JuliaLang / julia

The Julia Programming Language
https://julialang.org/
MIT License
45.69k stars 5.48k forks source link

[Proposal] Python-style format strings in Base #40518

Open bicycle1885 opened 3 years ago

bicycle1885 commented 3 years ago

I would like to propose having Python-style format strings and f-strings in Base. The proposal is to introduce a macro @f_str and a function format into Base so that users can easily access the rich functionality of the format specification mini-language like below:

julia> pi = Float64(π)
3.141592653589793

julia> f"π ≈ {$pi:.6f}"  # fixed-point notation with precision 6
"π ≈ 3.141593"

julia> Fmt.format(f"π ≈ {:.6f}", pi)  # function style (positional argument)
"π ≈ 3.141593"

julia> Fmt.format(f"π ≈ {pi:.6f}", pi = pi)  # function style (keyword argument)
"π ≈ 3.141593"

Now I'm making an implementation of this proposal as a package at Fmt.jl. It is not yet complete, but would be mature enough to test the usability and the performance in practice. The current supported syntax is defined as follows:

# replacement field
field      = '{'[argument]['/'conv][':'spec]'}'
argument   = number | ['$']identifier
number     = digit+
identifier = any valid variable name
digit      = '0' | '1' | '2' | … | '9'
conv       = 's' | 'r'

# format specification
spec       = [[fill]align][sign][altform][zero][width][grouping]['.'precision][type]
fill       = any valid character (except '{' and '}') | '{'[argument]'}'
align      = '<' | '^' | '>'
sign       = '+' | '-' | ' '
altform    = '#'
zero       = '0'
width      = digit+ | '{'[argument]'}'
grouping   = ',' | '_'
precision  = digit+ | '{'[argument]'}'
type       = 'd' | 'X' | 'x' | 'o' | 'B' | 'b' | 'c' | 'p' | 's'
             'F' | 'f' | 'E' | 'e' | 'G' | 'g' | 'A' | 'a' | '%'

https://github.com/bicycle1885/Fmt.jl#syntax

The proposed format string will supersedes a counterpart of Printf.jl. AFAIK, Fmt.jl already supports all features of Printf.jl in a more succinct syntax. Fmt.jl does not require type specifiers; {} is a generic replacement field that accepts any value. For example, f"x is {$x}." is the same as @sprintf "x is %d." x for integer x, but the former accepts any value of x. Fmt.jl also supports dynamic fill, width and precision, although this feature seems under way at #40105. Also, the thousand separator is supported (#29077). At the moment, locale-dependent features are not implemented.

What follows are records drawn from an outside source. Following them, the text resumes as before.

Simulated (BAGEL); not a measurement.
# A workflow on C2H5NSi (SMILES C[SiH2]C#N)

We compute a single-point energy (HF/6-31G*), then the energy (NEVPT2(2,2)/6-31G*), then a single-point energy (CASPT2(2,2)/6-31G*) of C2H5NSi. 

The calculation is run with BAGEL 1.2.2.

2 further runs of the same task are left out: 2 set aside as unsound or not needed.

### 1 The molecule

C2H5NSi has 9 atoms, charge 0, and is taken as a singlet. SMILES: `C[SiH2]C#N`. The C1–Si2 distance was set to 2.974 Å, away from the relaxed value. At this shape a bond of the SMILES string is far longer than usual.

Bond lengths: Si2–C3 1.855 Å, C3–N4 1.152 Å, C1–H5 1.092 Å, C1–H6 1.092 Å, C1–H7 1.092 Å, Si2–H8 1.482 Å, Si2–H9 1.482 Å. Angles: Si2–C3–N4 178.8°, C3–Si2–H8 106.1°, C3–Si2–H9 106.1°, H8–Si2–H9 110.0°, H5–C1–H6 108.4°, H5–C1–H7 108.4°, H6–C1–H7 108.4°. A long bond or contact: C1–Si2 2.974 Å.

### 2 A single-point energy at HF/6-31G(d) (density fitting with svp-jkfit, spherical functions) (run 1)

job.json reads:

This kind of format syntax is ported to other languages as a part of the standard library. For example, Rust has the std::fmt module and C++20 will have a new formatting library with the same style. The point of this proposal is that the Python-style format syntax is so prevalent (at least it is getting to be) that it deserves to be included in Base.

In terms of performance, Fmt.jl is much faster than other tools. This benchmark demonstrates that string construction with format f"({$x}, {$y})\n" is much faster than "($x, $y)\n" and other formatting methods. Formatting.jl is another attempt to support the Python-style format string. However, its performance is not optimal (~19x slower) and the API is not so simple.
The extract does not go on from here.